What Is Really Important In Life, And What Does That Have to do With Europe?

The same self-absorption in whiling away life as pleasantly as possible explains why Europe has become a continent that no longer celebrates greatness. When life is a matter of whiling away the time, the concept of greatness is irritating and threatening. What explains Europe’s military impotence? I am surely simplifying, but this has to be part of it: If the purpose of life is to while away the time as pleasantly as possible, what can be worth dying for? Murray
In a recent American.com article, Charles Murray talks about "The Europe Syndrome", and how European public policy (and the current batch of Euro-copycats in American government) affects the things that he sees as truly important for a well-lived life.
To become a source of deep satisfaction, a human activity has to meet some stringent requirements. It has to have been important (we don’t get deep satisfaction from trivial things). You have to have put a lot of effort into it (hence the cliché “nothing worth having comes easily”). And you have to have been responsible for the consequences.
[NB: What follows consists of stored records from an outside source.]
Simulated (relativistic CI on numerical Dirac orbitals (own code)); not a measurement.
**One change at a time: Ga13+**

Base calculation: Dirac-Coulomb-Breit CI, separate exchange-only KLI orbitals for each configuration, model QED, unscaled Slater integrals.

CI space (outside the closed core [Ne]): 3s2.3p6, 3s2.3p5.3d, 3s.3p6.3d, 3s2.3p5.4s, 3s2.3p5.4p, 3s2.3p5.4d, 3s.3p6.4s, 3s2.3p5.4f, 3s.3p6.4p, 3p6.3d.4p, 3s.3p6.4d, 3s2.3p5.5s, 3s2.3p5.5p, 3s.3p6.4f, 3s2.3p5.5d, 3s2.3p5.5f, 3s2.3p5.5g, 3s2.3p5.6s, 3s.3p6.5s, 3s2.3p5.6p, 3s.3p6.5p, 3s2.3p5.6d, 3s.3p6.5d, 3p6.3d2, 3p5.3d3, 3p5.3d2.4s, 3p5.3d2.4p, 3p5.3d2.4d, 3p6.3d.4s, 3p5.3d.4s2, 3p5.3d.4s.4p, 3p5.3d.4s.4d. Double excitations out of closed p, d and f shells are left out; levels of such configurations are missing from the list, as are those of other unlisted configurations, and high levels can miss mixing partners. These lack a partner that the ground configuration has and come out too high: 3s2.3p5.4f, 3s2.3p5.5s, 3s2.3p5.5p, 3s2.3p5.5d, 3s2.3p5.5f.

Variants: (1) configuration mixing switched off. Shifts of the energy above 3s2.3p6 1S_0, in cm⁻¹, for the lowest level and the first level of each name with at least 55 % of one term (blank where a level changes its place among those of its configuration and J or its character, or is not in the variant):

There aren’t many activities in life that can satisfy those three requirements. Having been a good parent? That qualifies. A good marriage? That qualifies. Having been a good neighbor and good friend to those whose lives intersected with yours? That qualifies. And having been really good at something—good at something that drew the most from your abilities? That qualifies.

...The problem is this: Every time the government takes some of the trouble out of performing the functions of family, community, vocation, and faith, it also strips those institutions of some of their vitality—it drains some of the life from them. It’s inevitable....If we knew that leaving these functions in the hands of families and communities led to legions of neglected children and neglected neighbors, and taking them away from families and communities led to happy children and happy neighbors, then it would be possible to say that the cost is worth it. But that’s not what happened when the U.S. welfare state expanded. We have seen growing legions of children raised in unimaginably awful circumstances, not because of material poverty but because of dysfunctional families, and the collapse of functioning neighborhoods into Hobbesian all-against-all free-fire zones.

...Drive through rural Sweden, as I did a few years ago. In every town was a beautiful Lutheran church, freshly painted, on meticulously tended grounds, all subsidized by the Swedish government. And the churches are empty. Including on Sundays. Scandinavia and Western Europe pride themselves on their “child-friendly” policies, providing generous child allowances, free day-care centers, and long maternity leaves. Those same countries have fertility rates far below replacement and plunging marriage rates. Those same countries are ones in which jobs are most carefully protected by government regulation and mandated benefits are most lavish. And they, with only a few exceptions, are countries where work is most often seen as a necessary evil, least often seen as a vocation, and where the proportions of people who say they love their jobs are the lowest.

What’s happening? Call it the Europe syndrome. Last April I had occasion to speak in Zurich, where I made some of these same points. After the speech, a few of the twenty-something members of the audience approached and said plainly that the phrase “a life well-lived” did not have meaning for them. They were having a great time with their current sex partner and new BMW and the vacation home in Majorca, and saw no voids in their lives that needed filling.

...

If that’s the purpose of life, then work is not a vocation, but something that interferes with the higher good of leisure. If that’s the purpose of life, why have a child, when children are so much trouble—and, after all, what good are they, really? If that’s the purpose of life, why spend it worrying about neighbors? If that’s the purpose of life, what could possibly be the attraction of a religion [AF: or moral theory] that says otherwise?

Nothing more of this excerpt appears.